SAO PAULO, Brazil — Known in Brazil as the "bishop of the poor," retired Bishop Pedro Casaldáliga Pla, 92, died in São Paulo Aug. 8 due to respiratory problems arising from pneumonia.
Due to his unrelenting defense of the indigenous population and of the struggle of peasants for land ownership, the retired bishop of São Félix was seen as an enemy by land barons, miners and loggers.
"He put himself at the service of the great causes of humanity, which led him to fearlessly face every form of power, oppression and death faced by the poor men and women workers of the Amazon, marginalized in Brazil and in several Latin American countries. Pedro is a legacy and a reference for citizens from all over the world who fight for democracy, for those who dream of a more just and egalitarian world, who want a free and preserved Amazon for the peoples and communities present there," the Brazilian bishops' Pastoral Land Commission said on its webpage.
"He made the church realize that we cannot abandon the poor," Archbishop Leonardo Ulrich Steiner of Manaus, Brazil, told Catholic News Service.
"He himself was poor; he lived like his followers, in poverty," said Steiner. "I know this because I lived with him for seven years in a very simple house in the middle of the community. He lived with those he helped, with the poor."
Dubbing him a "prophet," the Brazilian bishops' Indigenous Missionary Council said that in his simple gestures, Casaldáliga knew better than anyone how to "shelter the little ones of God."

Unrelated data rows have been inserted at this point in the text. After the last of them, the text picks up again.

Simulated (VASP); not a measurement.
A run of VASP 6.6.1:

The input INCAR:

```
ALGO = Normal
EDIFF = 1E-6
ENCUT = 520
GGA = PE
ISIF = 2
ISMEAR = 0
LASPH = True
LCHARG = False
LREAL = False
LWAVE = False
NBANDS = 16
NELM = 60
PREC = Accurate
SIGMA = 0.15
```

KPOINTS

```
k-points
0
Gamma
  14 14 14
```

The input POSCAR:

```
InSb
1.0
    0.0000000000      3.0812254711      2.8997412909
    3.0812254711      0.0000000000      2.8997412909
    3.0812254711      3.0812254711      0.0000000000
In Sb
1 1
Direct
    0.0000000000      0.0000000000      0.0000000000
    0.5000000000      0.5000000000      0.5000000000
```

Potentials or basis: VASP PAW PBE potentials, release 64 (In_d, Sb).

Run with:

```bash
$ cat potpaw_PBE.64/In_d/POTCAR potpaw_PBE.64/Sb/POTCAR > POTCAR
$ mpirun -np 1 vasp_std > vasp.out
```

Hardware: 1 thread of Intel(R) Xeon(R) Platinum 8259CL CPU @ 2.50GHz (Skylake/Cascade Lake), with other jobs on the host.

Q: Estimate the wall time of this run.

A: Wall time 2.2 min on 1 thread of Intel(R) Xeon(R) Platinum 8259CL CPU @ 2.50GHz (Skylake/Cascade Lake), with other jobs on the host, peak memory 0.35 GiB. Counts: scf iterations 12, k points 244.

"It was decades of commitment to the people's struggles, defending and amplifying the voice of the indigenous, the peasants, the blacks, the women and the most forgotten. Since its inception almost 50 years ago, CIMI has been inspired by Bishop Pedro's example of prophetic life," said the Indigenous Missionary Council, using its Portuguese acronym, CIMI. "His life was a gift and grace for all of us."
One of the bishop's favorite sayings was "If in doubt, side with the poor," according to many who spoke to CNS.
Born in Balsareny, in the Catalonia region of Spain, in 1928, Casaldáliga chose the option for the poor with consistency and commitment and was one of the most prominent figures in liberation theology, which finds in Scripture the principles and inspiration for working to free people from unjust social patterns and structures.
He arrived in Brazil as a Claretian missionary in 1968, during the most violent period of the country's military dictatorship. Considered one of the most important defenders of human rights in the country and, within the church, an icon of resistance, Casaldáliga decided not to attend his father's funeral in Spain after learning that the Brazilian government would not grant him a visa to return to the country if he left.
He was elevated to bishop in 1971. Leonardo Sakamoto, anti-slave-labor activist, said that in the early 1970s, Casaldáliga was the first to accuse agricultural corporations of contemporary slave labor in the Amazon region, with the complicity of the military.
"Because of his actions against the dictatorship and the violence of land-grabbers, loggers, miners and large rural producers, he spent much of his life marked to die. He was the target of expulsion proceedings from the country. Poet and writer, he became one of the main victims of the censorship brought down by the men in fatigues during the 'years of lead' [military violence]," said Sakamoto.
Claretian Fr. Marcos Loro, provincial superior, said, "The congregation and the church received a great gift from God in the person and work of Pedro, who was a man of fidelity, coherence and conduct that united faith and practice."
"He used to say he lived in the Valley of the Forgotten and sought from government agencies justice for the indigenous and the poor. He made the church more present in the [Amazon] region and gave voice to the laymen in the communities," he added.
Although Casaldáliga's humanitarian and pastoral work earned him dozens of prizes, Steiner remembers him above all "as a great mystic."
"His mysticism appears in his poems. He was a great poet, a great intellectual; he was able to read the reality of the times. He once told me, 'What saved me was my faith and my poetry,' " recalled Steiner.
Pope Francis, in his post-synodal apostolic exhortation Querida Amazonia, quoted one of Casaldáliga's poems. "Carta de Navegante — Por el Tocantins amazonico." This stands in contrast with the late 1980s, when the bishop received "informal warnings" from the Vatican keep politics out of religious processions and to refrain from traveling to other countries to celebrate Mass or preach without permission of the local bishops.
Casaldáliga was placed barefoot in a simple coffin covered with a patchwork shawl from Nicaragua and a cross on his chest made by the Xavante Indians for the vigil in the city of Batatais. The bishop often visited Nicaragua without the approval of the nation's bishops.
The Claretian chapel was adorned with burned logs to represent the death of the forest and barbed wire to represent landowners. Also, near the altar where the bishop lay, church workers placed indigenous artifacts and Victoria Regia, a giant water lily common in the Amazon region, to represent the priest's actions in favor of the environment and the indigenous, said Claretian Fr. Ronaldo Mazula.
As had been his wish, after the wakes in Batatais and Ribeirão Cascalheira, Casaldáliga will be buried on the banks of the Araguaia River in São Félix.